I’ll happily prod my phone’s screen to use the web and email, but when it comes to a touchscreen laptop, my fingers stay firmly on the keyboard. Do you use touch much beyond tablets and phones?
Have you taken to using touch on your laptop or PC? I’ve had my hands on a few touchscreen laptops, but I haven’t yet reached the point where I reach for the screen, rather than pointing with a mouse or using the trackpad.
Windows 8 brought with it the launch of touchscreen laptops, but many of the cheaper laptops don’t have touch and you can still navigate the tiled Windows 8 layout without it. And invariably, when faced with a touchscreen laptop, I don’t touch.

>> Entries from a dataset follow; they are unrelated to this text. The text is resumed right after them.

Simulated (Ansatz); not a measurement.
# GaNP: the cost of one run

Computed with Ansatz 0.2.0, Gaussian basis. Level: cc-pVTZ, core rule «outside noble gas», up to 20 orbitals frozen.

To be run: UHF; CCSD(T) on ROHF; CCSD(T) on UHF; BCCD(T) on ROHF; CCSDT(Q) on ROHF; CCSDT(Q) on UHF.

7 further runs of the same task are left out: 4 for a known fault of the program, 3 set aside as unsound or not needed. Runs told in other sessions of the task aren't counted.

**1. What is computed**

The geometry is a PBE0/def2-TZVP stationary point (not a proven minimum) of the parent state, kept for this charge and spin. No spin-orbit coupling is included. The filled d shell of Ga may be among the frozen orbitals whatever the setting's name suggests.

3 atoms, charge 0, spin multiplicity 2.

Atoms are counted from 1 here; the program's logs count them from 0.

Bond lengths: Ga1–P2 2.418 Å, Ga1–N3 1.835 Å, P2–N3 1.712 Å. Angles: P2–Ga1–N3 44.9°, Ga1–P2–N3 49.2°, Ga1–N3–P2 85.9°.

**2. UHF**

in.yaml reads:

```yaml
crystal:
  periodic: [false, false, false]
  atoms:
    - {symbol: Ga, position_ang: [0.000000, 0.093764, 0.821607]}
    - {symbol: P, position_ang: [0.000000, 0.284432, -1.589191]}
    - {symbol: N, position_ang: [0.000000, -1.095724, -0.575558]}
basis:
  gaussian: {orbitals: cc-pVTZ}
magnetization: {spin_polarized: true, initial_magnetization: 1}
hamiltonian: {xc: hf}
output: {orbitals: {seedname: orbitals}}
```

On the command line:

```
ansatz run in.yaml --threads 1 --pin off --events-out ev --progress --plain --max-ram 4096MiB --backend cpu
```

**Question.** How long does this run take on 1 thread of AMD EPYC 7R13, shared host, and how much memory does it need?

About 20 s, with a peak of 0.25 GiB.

It’s not just Windows 8 laptops. The Google Chromebook Pixel has a touchscreen, but I’m not inclined to poke that either. The high resolution screen on the Pixel is amazing – I’m just not inclined to put finger marks across that great-looking screen.
Does using a touchscreen become a habit?
Maybe working on non-touch PCs and laptops for so long has conditioned me to use keys, mouse and trackpad. Or maybe it’s because I mostly use these devices for typing and work.
If I played more games, maybe I’d be more hands-on. Even faced with a Google search result or the Windows 8 tiled interface where no typing’s required, I’ll use the trackpad or mouse. I’m more likely to use the swipe on the trackpad to scroll than reach forward to the screen.
Perhaps it’s laziness on my part. Moving from the relative comfort of my typing position to poking the screen feels like an effort, and of course it takes a few moments to find my original ‘comfy’ spot again afterwards. Or maybe I need to spend more than a few weeks living with a touchscreen laptop to really get on with multi-touch.
Apple has steered clear of touch on laptops and PCs, although there are rumours of a patent suggesting touch on future laptops. We’ll have to wait and see.
Will hybrids make a difference?
Fingermarks on screen are annoying, but smaller phone and tablet screens are easier to clean quickly with your shirt or sleeve – we all do it, don’t we?
A 10-inch tablet screen isn’t particularly small. Smaller laptops have 11-inch screens and the UK arrival of the Microsoft Surface Pro could be a turning point. It’s a tablet with a keyboard you can buy separately, like the Surface RT, but the Intel Core processor and Windows 8 operating system give it the potential to be used for work, more like a laptop.
For all you Windows 8 converts out there, whether you like the tiled layout or were just forced to use it out of the need for a new laptop or PC, have you got into using your touchscreen? Or regardless of the program, do you always reach for the trackpad or mouse?